Eye For Film >> Movies >> Knots: A Forced Marriage Story (2020) Film Review
Knots: A Forced Marriage Story
Reviewed by: Jennie Kermode
What do you think of when you hear about child marriage? There's a widespread assumption that it doesn't happen in the Western world, but in fact there are six states in the US where, with parental consent, marriage can take place below the age of 16. In Massachusetts the lower limit is 12. In Mississippi and California, there is no lower limit at all. The consequence of this is not simply naïve youngsters rushing into major commitments on the basis of first love; it is, all too often, girls being pressured into marriage by their parents. In one case which this documentary makes reference to, it was a girl being forced to marry the man who raped her.
The bulk of the film follows three women's stories. Fraidy, in New York, was raised in an Orthodox Jewish family and expected to have an arranged marriage, but found nobody willing to listen to her concerns or to help when she ended up with a husband who abused her. Nina, in Michigan, was raised in a patriarchal Christian family and coerced into marrying a man of her father's choosing. Sara, in California, tried to break away from her situation but was kidnapped by her father during a visit and forced to marry a man 13 years her senior.
If this doesn't sound bad enough, there's more. Child marriage in the US does not confer any of the other rights of adulthood. Children essentially become the wards of their older spouses. This means that if they try to leave - for instance, because they're facing violence - the police won't help them, and neither will most shelters. They'll be treated as runaways and returned to their marital homes. In effect, until they reach the age of majority, they are little more than slaves.
In light of the horror that this will induce in most viewers, director Kate Ryan Brewer deserves credit for choosing stories which, whilst powerful, don't lend themselves to easy sensationalism. The women are all good witnesses, able to describe their experiences in insightful ways without letting us forget how vulnerable they were when it all happened. Could they have refused? Could hey have run away? These questions are addressed with sensitivity and patience, reminding viewers how much harder it is to assert oneself as a child when all the adults in one's life seem to agree with each other. In Nina's case, she had been taught throughout her childhood that it wasn't her place to question male authority. In Fraidy's, walking away would mean being rejected by her whole community.

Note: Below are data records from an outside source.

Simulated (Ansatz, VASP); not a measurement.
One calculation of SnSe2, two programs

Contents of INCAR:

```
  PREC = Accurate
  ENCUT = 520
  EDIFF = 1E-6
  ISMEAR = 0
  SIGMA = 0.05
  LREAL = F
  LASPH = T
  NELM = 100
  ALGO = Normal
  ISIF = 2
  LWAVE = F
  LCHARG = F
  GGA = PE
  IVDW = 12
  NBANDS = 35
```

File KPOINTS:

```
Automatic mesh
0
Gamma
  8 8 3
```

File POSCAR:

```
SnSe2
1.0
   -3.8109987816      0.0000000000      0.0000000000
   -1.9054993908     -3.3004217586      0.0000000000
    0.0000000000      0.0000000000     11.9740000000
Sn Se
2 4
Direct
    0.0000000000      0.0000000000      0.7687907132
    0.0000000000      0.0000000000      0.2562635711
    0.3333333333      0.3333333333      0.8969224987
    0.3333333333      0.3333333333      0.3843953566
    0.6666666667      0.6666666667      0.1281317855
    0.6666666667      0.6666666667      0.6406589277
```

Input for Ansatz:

Where the film is less successful is in its use of dance to link segments of the film together. This is designed around a theme of knots and, whilst it's not badly delivered, feels out of place, its artiness awkwardly juxtaposed with the raw honesty of the women's accounts. It slows down the film, whilst the heavy-handed score tells viewers what to feel rather than leaving them room to explore the emotional nuance of the stories. Despite the horrific nature of those tales, there's a reason why these women are here to tell them. At a individual level, their resilience, and the cleverness that eventually enabled them to escape, are just as worthy of attention as their suffering.
In conjunction with this latter element, Brewer also gives us a look inside the organisations that do exist to try to help children who are facing what they have gone through. It looks at efforts to change the law and the disturbing opposition that some of those efforts have met with. There are deeper themes here about the perception of children as property and efforts to strip away hard-won rights from women. One of the film's strongest aspects is the way it illustrates that no matter where in the world one lives, it's all too easy to grow up unaware of one's rights and options due to the influence of family and community.
Knots will doubtless shock many viewers, but it's more than just an exposé. There are serious questions here about how this situation has lasted so long, and what can be done about it. Brewer strikes a good balance between addressing these and ensuring that we never lose sight of the human cost of it all.